I wanted to clarify one point: this behavior has absolutely nothing to do with functions in Alloy.

To prove it, you can rewrite your addWorksFluently to not use functions at all (by manually inlining them, which is what Alloy does behind the scenes anyway), and you'll get exactly the same behavior:

check addWorksFluently {
  all s: IntSet |
    s = {result2: IntSet | result2.values = {result1: IntSet | result1.values = { result0: one IntSet | no result0.values }.values + 0}.values + 1}
    implies
    s.values = 0 + 1
}

This has everything to do with set comprehension. Set comprehension, by definition, evaluates to a set of atoms/tuples that satisfy a given predicate. The add function uses set comprehension to compute all IntSet atoms whose values field contains all values in this plus a given integer: if there is no such IntSet atom in the universe, the result will be an empty set. There is no Alloy black magic going on there. So far, this is just the most fundamental, unaltered predicate logic.

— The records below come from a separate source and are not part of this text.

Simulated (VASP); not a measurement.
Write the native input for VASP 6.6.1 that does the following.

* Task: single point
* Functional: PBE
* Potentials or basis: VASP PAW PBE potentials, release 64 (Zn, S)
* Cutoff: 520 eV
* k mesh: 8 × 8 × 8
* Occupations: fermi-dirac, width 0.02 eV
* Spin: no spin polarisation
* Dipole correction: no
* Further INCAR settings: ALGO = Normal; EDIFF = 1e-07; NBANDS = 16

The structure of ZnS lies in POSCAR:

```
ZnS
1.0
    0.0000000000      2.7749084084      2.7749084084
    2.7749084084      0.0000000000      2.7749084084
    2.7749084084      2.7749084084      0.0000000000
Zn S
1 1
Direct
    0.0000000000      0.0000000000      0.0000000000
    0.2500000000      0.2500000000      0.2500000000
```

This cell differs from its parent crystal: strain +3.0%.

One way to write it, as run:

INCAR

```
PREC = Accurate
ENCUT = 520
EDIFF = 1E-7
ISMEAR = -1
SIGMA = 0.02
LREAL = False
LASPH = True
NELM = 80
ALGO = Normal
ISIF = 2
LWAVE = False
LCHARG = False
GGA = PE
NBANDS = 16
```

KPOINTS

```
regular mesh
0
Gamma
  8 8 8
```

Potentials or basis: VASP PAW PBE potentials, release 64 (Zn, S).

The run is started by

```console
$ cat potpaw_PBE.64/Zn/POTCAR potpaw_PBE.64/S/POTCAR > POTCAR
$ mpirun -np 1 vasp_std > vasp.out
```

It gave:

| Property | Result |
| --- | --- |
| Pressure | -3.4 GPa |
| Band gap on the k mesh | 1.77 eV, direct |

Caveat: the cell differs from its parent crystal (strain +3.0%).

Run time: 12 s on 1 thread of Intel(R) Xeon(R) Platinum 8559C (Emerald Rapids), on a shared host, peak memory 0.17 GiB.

What can be confusing is the meaning of all s: IntSet | .... It's very intuitive to think that this must mean "for all integer sets" just because the name says so. But in fact, IntSet is defined as a sig, so it is treated just like any other set. Since your check command doesn't specify a scope, the default scope of 3 is used, meaning that Alloy will consider all possible IntSet sets of up to only 3 elements. Since there are no additional facts specified in the model, there are no restrictions for the values field, so Alloy can consider an instance consisting of, say, 2 IntSet atoms, both having their values field set to {2, 4}. Against that instance, emptySet evaluates to none, emptySet.add[0] also evaluates to none, and emptySet.add[2] evaluates to none too.

To check that chaining function calls indeed works, you could add a fact like this to your model:

fact { 
  some s0, s1, s2: IntSet | no s0.values && s1.values = 0 && s2.values = 1
}

which would make your addWorksFluently true.

More generally, you could add a fact to ensure that there exists an IntSet atom corresponding to every possible int set, and then check a more general version of addWorksFluently:

fact ensureIntSetAtoms {
  all setOfInts: set Int | some is: IntSet | is.values = setOfInts
}

check addWorksFluently {
  all s: IntSet |
    all i, j: Int |
      s = emptySet.add[i].add[j]
      iff
      s.values = i + j
} for 0 but 2 Int, exactly 16 IntSet

This model, however, is higher-order, so you'd have to use Alloy* to check that this assertion is indeed true.

Yes, this is an important topic and a common pitfall, but it is not an issue in the sense that Alloy can be changed in any way that would help accommodate it.

[aleksandarmilicevic]

We could, however, create a section in our Wiki and move this example there.